He even claimed that the government could have signed a $100,000 check to everyone the stimulus has helped and still saved $427 billion on what the stimulus cost.

And he said the very fact that the report was issued late on a Friday before a holiday weekend — and therefore received little media attention — was “further evidence that President Obama’s economic ‘stimulus’ did very little, if anything, to stimulate the economy, and a whole lot to stimulate the debt.”

But the White House disputed the Standard’s conclusions. Spokeswoman Liz Oshorn said the article is “based on partial information and false analysis.”

“The Recovery Act was more than a measure to create and save jobs; it was also an investment in American infrastructure, education and industries that are critical to America’s long-term success and an investment in the economic future of America’s working families,” Oshorn saidd.

The nonpartisan Congressional Budget Office had confirmed that the Recovery Act “delivered as promised, lowering the unemployment rate by as much as 2 percent, boosting GDP by as much as 4 percent and creating and saving as many as 3.6 million jobs," she said.

The Council of Economic Advisors is made up of three members nominated by the president and confirmed by the Senate. It consists of Chairman Austan Goolsbee, Katharine Abraham, and Carl Shapiro.

Their report, the seventh since the stimulus began, insisted the program has played “a significant role in the turnaround of the economy” over the past two years.

“Real GDP reached its low point in the second quarter of 2009 and has been growing solidly since then, in large part because of the tax cuts and spending increases included in the Act,” the report read.

But it admitted that it is impossible to know the real impact of the stimulus as “no one can observe directly what would have occurred without the policy.”

The effects of the stimulus have long been argued. Writing in the Richmond Times-Dispatch, A. Barton Hinkle reported that nobody could seriously argue that it had had no effect on the economy.

However, he likened it to a purse snatcher who took a handbag containing $500 and spent the money on a new television.

“It is categorically undeniable that the theft has created a sale for the TV store. Conservatives who pretend the stimulus has not created any jobs whatsoever stand in the position of an observer trying to deny the TV has been sold,” Hinkle wrote.
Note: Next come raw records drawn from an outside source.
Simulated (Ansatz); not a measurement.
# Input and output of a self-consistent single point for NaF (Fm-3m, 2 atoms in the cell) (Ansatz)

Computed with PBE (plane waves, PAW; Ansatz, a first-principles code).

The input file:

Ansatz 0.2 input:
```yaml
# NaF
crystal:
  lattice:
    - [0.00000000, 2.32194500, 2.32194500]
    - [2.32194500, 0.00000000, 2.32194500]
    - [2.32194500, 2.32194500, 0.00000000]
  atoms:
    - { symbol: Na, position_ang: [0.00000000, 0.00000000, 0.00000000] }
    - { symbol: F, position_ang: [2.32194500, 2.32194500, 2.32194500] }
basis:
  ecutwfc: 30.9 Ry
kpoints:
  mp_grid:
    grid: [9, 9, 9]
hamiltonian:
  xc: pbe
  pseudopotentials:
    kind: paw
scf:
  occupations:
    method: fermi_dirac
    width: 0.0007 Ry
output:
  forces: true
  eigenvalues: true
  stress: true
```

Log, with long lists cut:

“Yet the liberal analysis lacks any recognition that the purse owner now has $500 less to spend on the laptop computer she was going to buy. The theft has generated one sale only by destroying another.

“The first effect is easily seen. The second is not,” Hinkle added. “But only the economically illiterate would conclude that just the first effect occurred, and that therefore the way to increase consumption is to encourage more purse-stealing.”